HUD published the final rule setting minimum standards that states must meet to comply with the SAFE Act in licensing MLOs in the Federal Register on June 30, 2011. The rule is effective in 60 days – August 29, 2011.
The SAFE Act established nationwide standards for licensing of MLOs in 2008. A proposed rule was published 18 months ago for comment. The final rule details HUD’s consideration of the commentary and reasoning behind the final rule.
All 50 states, the District of Columbia, Puerto Rico, Guam, and the Virgin Islands have enacted legislation in support of the SAFE Act. HUD is also charged with oversight of the states’ compliance and if HUD determines a state or territory does not meet SAFE Act requirements, HUD will establish and maintain a licensing system for a state or territory. States are allowed to enact their own requirements over and above the federal guidelines. The Act was amended by Dodd-Frank, and the authorities and duties assigned to HUD by the SAFE Act will be transferred to the CFPB on July 21, 2011.

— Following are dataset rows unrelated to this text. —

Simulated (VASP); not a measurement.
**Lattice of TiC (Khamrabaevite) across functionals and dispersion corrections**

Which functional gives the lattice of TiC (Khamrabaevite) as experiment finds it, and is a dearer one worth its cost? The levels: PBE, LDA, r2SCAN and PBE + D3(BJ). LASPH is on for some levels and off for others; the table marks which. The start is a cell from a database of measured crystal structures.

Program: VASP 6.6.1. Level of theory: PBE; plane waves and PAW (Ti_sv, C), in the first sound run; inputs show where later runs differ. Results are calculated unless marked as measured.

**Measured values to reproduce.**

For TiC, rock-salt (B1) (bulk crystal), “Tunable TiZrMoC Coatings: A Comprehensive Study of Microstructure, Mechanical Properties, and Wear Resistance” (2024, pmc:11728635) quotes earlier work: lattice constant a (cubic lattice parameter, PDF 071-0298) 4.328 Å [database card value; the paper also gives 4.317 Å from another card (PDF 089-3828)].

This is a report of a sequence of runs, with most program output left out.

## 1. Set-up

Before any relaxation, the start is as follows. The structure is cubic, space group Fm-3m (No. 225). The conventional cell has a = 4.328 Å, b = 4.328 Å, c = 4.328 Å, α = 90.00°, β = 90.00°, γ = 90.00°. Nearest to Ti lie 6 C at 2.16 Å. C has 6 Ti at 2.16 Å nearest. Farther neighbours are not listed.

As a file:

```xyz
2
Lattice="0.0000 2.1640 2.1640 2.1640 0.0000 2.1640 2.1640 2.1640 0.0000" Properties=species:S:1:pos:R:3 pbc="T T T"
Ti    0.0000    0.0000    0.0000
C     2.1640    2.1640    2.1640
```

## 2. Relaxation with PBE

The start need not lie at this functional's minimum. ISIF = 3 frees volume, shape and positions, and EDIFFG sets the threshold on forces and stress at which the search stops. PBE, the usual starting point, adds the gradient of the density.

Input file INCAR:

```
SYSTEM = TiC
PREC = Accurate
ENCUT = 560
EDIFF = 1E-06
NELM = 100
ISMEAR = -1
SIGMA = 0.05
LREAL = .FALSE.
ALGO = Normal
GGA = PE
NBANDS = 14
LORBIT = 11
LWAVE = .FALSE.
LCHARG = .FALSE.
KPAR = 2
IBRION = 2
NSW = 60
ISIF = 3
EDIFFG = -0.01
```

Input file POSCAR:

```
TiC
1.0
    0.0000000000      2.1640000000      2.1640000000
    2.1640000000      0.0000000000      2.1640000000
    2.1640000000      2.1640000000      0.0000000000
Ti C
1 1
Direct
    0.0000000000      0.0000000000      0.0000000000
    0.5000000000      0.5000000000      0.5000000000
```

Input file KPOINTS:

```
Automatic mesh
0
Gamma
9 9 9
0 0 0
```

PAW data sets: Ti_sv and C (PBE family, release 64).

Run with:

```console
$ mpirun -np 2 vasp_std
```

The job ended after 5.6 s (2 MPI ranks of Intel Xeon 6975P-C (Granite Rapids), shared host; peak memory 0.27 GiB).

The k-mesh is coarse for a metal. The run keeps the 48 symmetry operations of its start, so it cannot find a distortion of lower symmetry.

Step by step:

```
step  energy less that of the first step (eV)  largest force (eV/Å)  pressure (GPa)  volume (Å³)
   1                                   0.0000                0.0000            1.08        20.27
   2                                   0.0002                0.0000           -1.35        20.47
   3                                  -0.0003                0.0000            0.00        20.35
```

The SAFE Act also requires states to participate in the NMLSR, which was established by two state regulatory associations – the Conference of State Bank Supervisors (CSBS) and the American Association of Residential Mortgage Regulators (AARMR). The NMLSR is up and running and registration of all MLOs is now required. Consumers can or will soon be able to also access free information on state-licensed and federally licensed MLOs as well as disciplinary and enforcement actions against them. In addition to developing the NMLSR, CSBS and AARMR developed model legislation to aid states’ compliance with the requirements of the SAFE Act. HUD has reviewed the model legislation and advised that the model meets or exceeds minimum requirements.
Clarifications of Note in the Final Rule
A License is required for individual who is engaged in the “business of a loan originator” – a person that acts as an MLO in a commercial context and with some degree of habitualness or repetition. An MLO is an individual that takes an application and offers or negotiates terms for compensation or gain. The absence of either a commercial context or a degree of habitualness or repetition means that the activity does not constitute the “business” of a MLO and indicates an individual may not be subject to SAFE Act licensing requirements.
The SAFE Act seeks to protect consumers from incompetency, fraud, and other abuses by ensuring that individuals acting as MLOs have received training on and have demonstrated understanding of the applicable legal and ethical obligations.
HUD concludes that consumers are unlikely to need protection from individuals acting as MLOs in a purely public or charitable context, without the purpose of obtaining profit, or who acts as a MLO with respect to financing that is provided only once or very rarely. Individuals who act as MLOs as employees of government agencies or of housing finance agencies, are not subject to licensing and registration requirements of the SAFE Act. These employees of government and housing agencies do not engage in the “business” of loan origination – the requisite commercial context is lacking.
The SAFE Act does not cover employees of bona fide nonprofit organizations who act as MLOs outside a commercial context. An organizations 503©(3) status is insufficient to conclude the organization’s employees are exempt, rather the organization’s activities, purpose, incentive structures, and loan products must be considered in order to determine that its employees act outside of a commercial context.
SAFE Act coverage is determined by activities, not the label of the transaction or professional title of an individual. HUD deferred determination of coverage of individuals involved in material mortgage modifications to the CFPB.
Interpretation?
Far too many mortgage related laws (and most other laws in general) are written, passed, justified, and then read. Regulators are pushing for a brighter line between operations and sales, yet the SAFE Act trips over this line in addressing supervision of loan processors and underwriters. Loan processors and underwriters are clearly not covered by licensing under the SAFE Act when such individuals perform clerical or support duties at the direction of and subject to the supervision and instruction of either a state-licensed MLO or a registered MLO. Hmmm… HUD says get over it…the language is clear and here are some definitions – gee, thanks. News Flash – if your Ops Staff has customer contact, they may be subject to SAFE Act requirements. Yep, clear as mud…Read Appendix C starting at page 147 of the final rule for your clarity.